Since the end of the Great Recession in 2009, expectations for higher interest rates have been dashed. Many observers divined runaway inflation and soaring interest rates within the decade. That type of climate would argue against holding preferred stocks. Instead, rates rose only marginally and now appear to be headed lower again in response to a slowing economy.
In an environment of declining rates and low absolute returns, preferred shares can offer a compelling option for investors seeking relatively high income and some capital preservation. Let’s take a look at what they are and why they might be appealing.
Unfamiliar to many investors, preferred stocks are a centaur security: half bond and half stock. Also known as “preference shares” in Europe, this class of security gained in popularity during the 19th century in raising capital for the expansion of U.S. railroads. Today, about three-fourths of all outstanding preferreds are issued by financial institutions, with utilities, industrials, and REITs making up the balance.

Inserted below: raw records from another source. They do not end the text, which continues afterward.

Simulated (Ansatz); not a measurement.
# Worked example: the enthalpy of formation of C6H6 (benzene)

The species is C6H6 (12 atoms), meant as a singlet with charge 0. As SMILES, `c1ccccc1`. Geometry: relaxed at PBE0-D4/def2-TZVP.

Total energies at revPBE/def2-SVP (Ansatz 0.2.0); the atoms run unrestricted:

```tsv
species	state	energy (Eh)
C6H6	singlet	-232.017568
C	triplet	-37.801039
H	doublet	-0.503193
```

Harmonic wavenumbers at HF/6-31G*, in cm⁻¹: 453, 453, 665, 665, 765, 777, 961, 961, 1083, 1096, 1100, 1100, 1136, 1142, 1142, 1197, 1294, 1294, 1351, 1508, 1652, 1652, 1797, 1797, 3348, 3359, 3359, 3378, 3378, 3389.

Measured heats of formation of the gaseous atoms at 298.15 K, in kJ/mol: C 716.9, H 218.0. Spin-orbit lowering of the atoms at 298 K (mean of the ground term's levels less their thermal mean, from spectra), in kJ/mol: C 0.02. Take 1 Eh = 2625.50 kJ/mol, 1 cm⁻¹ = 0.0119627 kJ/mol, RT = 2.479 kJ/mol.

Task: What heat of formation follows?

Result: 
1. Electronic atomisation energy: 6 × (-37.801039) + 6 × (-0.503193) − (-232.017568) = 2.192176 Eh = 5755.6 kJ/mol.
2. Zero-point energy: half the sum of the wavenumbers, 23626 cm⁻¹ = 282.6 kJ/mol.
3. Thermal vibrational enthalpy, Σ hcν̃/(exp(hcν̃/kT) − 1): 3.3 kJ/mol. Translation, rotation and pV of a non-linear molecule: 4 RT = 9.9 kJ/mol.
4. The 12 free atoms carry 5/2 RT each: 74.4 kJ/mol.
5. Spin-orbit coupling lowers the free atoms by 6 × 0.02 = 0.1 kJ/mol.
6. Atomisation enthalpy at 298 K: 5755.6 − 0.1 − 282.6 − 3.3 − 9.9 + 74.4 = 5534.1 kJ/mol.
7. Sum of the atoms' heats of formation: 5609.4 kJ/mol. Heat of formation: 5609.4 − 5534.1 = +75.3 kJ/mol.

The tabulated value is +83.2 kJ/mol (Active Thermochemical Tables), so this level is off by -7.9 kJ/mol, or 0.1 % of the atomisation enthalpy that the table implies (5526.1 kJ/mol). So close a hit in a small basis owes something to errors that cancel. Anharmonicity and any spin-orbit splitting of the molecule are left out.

Unlike their early predecessors, most preferred stocks today are actually “trust preferred securities,” essentially a clever way to disguise debt as quasi-equity. Banks, for example, can issue bonds which are placed into a special purpose trust. The trust then issues shares to the public, representing a fractional ownership in the trust (and the underlying bonds). These newly created preferred shares then trade on one of the U.S. stock markets. The interest on the bonds is paid into the trust and then passed along to investors as a preferred dividend.
Preferred shares differ from common stocks in several important respects. Typically, they do not carry voting rights. Dividends are stated at the time of issue and cannot be changed unless the company is in financial distress (note that some issues may carry an adjustable rate). And preferred stocks are issued with a face value (typically $25 although other amounts occur), at which the issuer can usually redeem the shares or which must be paid out at the stated maturity date.
Preferred shareholders rank in the middle of the pack in the event of a liquidation: behind bondholders, but ahead of common stockholders. Thus their general risk level falls somewhere in between. Many issues also carry ratings from S&P or Moody’s.
Investors must understand whether the preferred is “cumulative.” If the issuer is experiencing sufficient distress to curtail the preferred dividend, a cumulative issue requires that all missed payments be made up before common shareholders receive any distributions (assuming the company does not declare bankruptcy).
Due to their bond-like qualities, preferred shares tend to underperform in a rising interest rate environment. Although some aspect of their prices are determined by the general performance of the issuer (like common stocks), the lion’s share of value for non-distressed shares is a function of rates and the relative yields of other instruments (like government bonds). If rates are now falling, this asset class could be appealing. In addition, many issues pay dividends that are “qualified,” meaning they are taxed at the lower capital gains rate.
Research here is sparse, making it difficult to assess the appropriateness of potential candidates for a portfolio. For most, a mutual fund or ETF is the best vehicle to ride if you are interested in gaining exposure, and many of the major fund companies have good offerings. Be sure to keep the expenses low (50 basis points or less) and avoid closed-end funds that use leverage at first, unless you have a thorough understanding of how they work.